AS EVER the life and work of Robert Burns was marked in the Scottish Parliament last week with poetic quotations in the chamber and haggis on offer in the canteen.
Most MSPs had several Burns Suppers to attend. Some, like the Conservative Alex Fergusson, were in demand for guitar-playing and singing Burns songs. While the SNP’s Stuart McMillan’s musical skills saw him pipe in the haggis to A Man’s A Man For A’ That.
As a model of self-deprecation, Fergusson played down his musical talent during a debate marking the Big Burns Supper festival in Dumfriesshire. Quite wrongly, according to his Labour counterpart Elaine Murray who revealed that the Tory was “being modest about his singing and guitar-playing abilities, as any of us who have heard him can testify”.
One set of children glad not to keep it in the family
THE Scottish Labour leader Johann Lamont was last week asked to deliver a 45-minute lecture on her vision of Scotland’s future for the David Hume Institute and the Royal Society of Edinburgh’s Young Academy of Scotland.
Her children, apparently, were horrified at the thought of people having to listen to their mother speak for three-quarters of an hour.
“My family can’t believe that anybody would have to sit and listen to me for 45 minutes,” she told the audience.
“But they reckon that your suffering liberates them a little.”
Barred: minister rules out move to pub trade role
DURING the Robert Burns debate, the culture secretary Fiona Hyslop (below) raised the possibility of one of her ancestors being a close friend of the national bard.

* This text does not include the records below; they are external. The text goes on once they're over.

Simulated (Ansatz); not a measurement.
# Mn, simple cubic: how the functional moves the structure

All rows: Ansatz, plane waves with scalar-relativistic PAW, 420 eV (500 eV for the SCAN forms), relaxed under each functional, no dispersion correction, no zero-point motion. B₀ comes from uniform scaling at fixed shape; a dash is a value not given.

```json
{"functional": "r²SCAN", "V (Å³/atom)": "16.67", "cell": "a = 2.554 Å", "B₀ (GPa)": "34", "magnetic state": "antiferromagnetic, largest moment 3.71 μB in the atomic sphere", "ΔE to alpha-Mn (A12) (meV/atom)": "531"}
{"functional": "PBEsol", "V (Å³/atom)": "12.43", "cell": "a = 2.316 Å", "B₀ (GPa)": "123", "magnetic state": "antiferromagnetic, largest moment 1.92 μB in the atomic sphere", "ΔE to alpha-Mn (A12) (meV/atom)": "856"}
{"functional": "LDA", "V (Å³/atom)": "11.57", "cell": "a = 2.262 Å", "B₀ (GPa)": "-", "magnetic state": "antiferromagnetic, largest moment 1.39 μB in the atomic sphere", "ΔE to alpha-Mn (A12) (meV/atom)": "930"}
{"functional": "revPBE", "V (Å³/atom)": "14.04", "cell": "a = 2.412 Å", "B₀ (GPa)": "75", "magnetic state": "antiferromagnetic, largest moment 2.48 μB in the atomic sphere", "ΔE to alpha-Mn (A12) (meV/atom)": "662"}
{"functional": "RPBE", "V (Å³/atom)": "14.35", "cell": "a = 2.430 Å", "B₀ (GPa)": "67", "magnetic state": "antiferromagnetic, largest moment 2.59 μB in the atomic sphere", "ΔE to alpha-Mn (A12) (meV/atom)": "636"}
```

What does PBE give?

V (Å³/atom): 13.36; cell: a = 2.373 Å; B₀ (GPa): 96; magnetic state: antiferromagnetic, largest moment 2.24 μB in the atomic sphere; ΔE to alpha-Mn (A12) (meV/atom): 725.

“I am not sure whether members are aware of this but, at the time of Burns, the landlady in the Globe Inn was a certain Mrs Hyslop,” she said.
Running the bar in Burns’s favourite howff must have meant that Mrs Hyslop was on very familiar terms with the drouthy ploughman poet.
Despite such a distinguished ancestry, the culture secretary has no plans to enter the bar trade herself. “Although I recently visited the Rovers Return, I have no desire for a career change at this point,” she added.
It seems an appendix can take the Place of Fear
THE veteran nationalist Jim Sillars showed he has lost none of his leftist politics when he published his new book – In Place Of Fear II – A Socialist Programme For An Independent Scotland.
In his foreword, Sillars took aim at a traditional enemy – the media – with a dig at journalists and their reading habits.
He writes rather pointedly: “For those, mostly in the media, who have no interest in the ideology of socialism, the appendix sets out the main proposals”.